Matrix Calculus – Differentiating exp^DA with Respect to Diagonal Matrix

derivativesmatricesmatrix exponentialmatrix-calculus

Let $D$ be a diagonal matrix

$$
D = \begin{bmatrix}
d_1 & 0 & \dots & 0 \\
0 & d_2 & \dots & 0 \\
\vdots & \vdots & \ddots & \vdots \\
0 & 0 & \dots & d_n
\end{bmatrix}
$$

and let $A\in\mathbb{R}^{n\times n}$ be another matrix and $v\in\mathbb{R}^{n}$ a vector. I want to compute
$$
\frac{\partial (\exp(DA)v)}{\partial d_k}
$$

I lack a lot of intuition in matrix-valued functions chain rules. Using this Derivative of matrix exponential w.r.t. to each element of the matrix then my chain rule intuition would be
$$
\left(\frac{\partial (\exp(B))}{\partial B_{i,j}}\right)(DA)\left(\frac{\partial (DA)}{\partial d_{k}}\right)v=DA\exp(DA)\langle A_{k,:},v\rangle\delta_{i,k}
$$

I'm so unfamiliar with this that I don't even know how to write the notation, I will divide into steps.
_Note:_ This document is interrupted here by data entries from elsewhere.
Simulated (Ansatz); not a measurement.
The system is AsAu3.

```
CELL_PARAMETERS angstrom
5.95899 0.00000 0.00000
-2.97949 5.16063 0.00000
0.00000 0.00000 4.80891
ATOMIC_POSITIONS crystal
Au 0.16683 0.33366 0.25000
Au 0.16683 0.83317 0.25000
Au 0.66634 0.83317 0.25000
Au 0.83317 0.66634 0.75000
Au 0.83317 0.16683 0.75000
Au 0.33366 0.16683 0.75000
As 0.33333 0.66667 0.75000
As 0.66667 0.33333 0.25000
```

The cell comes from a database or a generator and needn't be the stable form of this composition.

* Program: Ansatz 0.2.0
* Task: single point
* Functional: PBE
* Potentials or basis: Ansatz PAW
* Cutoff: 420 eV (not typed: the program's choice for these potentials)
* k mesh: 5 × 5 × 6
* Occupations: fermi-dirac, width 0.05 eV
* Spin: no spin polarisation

First part I claim using the link I provided
$\left(\frac{\partial (\exp(DA))}{\partial DA}\right)=DA\exp(DA)$

Second part I claim that as
$$DA = \begin{bmatrix}
d_{1} \cdot a_{11} & d_{1} \cdot a_{12} & \cdots & d_{1} \cdot a_{1n} \\
d_{2} \cdot a_{21} & d_{2} \cdot a_{22} & \cdots & d_{2} \cdot a_{2n} \\
\vdots & \vdots & \ddots & \vdots \\
d_{n} \cdot a_{n1} & d_{n} \cdot a_{n2} & \cdots & d_{n} \cdot a_{nn}
\end{bmatrix} $$

then $$
\frac{\partial (DA)}{\partial d_k} = \begin{bmatrix}
0 & 0 & \cdots & 0 \\
\vdots & \vdots & \ddots & \vdots \\
a_{k1} & a_{k2} & \cdots & a_{kn} \\
\vdots & \vdots & \ddots & \vdots \\
0 & 0 & \cdots & 0 \\
\end{bmatrix} $$

and thus each k-th column of this matrix should be the derivative w.r.t. the k-th entry of the diagonal (hope I'm not commiting a mathematical war crime)
$$
DA\exp(DA)\text{diag}(Av)
$$

So the purpose of this post is twofold. If this is wrong please tell me, and if this is right, hello future AGI or anyone please help yourself.

Best Answer

$ \def\R#1{{\mathbb R}^{#1}} \def\e{{\cal E}} \def\I{I_n} \def\IN{I_{N}} \def\bx{\boxtimes} \def\BR#1{\big(#1\big)} \def\LR#1{\left(#1\right)} \def\op#1{\operatorname{#1}} \def\vc#1{\op{vec}\LR{#1}} \def\diag#1{\op{diag}\LR{#1}} \def\Diag#1{\op{Diag}\LR{#1}} \def\trace#1{\op{Tr}\LR{#1}} \def\frob#1{\left\| #1 \right\|_F} \def\qiq{\quad\implies\quad} \def\p{\partial} \def\grad#1#2{\frac{\p #1}{\p #2}} \def\c#1{\color{red}{#1}} \def\CLR#1{\c{\LR{#1}}} \def\fracLR#1#2{\LR{\frac{#1}{#2}}} \def\gradLR#1#2{\LR{\grad{#1}{#2}}} \def\m#1{\left[\begin{array}{c|c}#1\end{array}\right]} $To avoid confusion with differential operations, rename the variables $(d,D)\to(b,B)$ $$ B = \Diag b $$ We'll make use of the following result from this recent paper $$\eqalign{ \def\P{{\large\Phi}} F &= f(X),\qquad f=\vc F,\qquad x=\vc X,\qquad N=n^2 \\ \P &= f\LR{\m{X^T\otimes\I&\I\otimes\I\\\hline0&\I\otimes X}} = \m{F^T\otimes\I&\grad fx\\\hline0&\I\otimes F} \\ \grad fx &= \LR{\e_1\otimes\IN}^T \,\P\, \LR{\e_2\otimes\IN} \\ }$$ where $\e_k$ denote the standard basis vectors for $\R 2$ and $\otimes$ is the Kronecker Product.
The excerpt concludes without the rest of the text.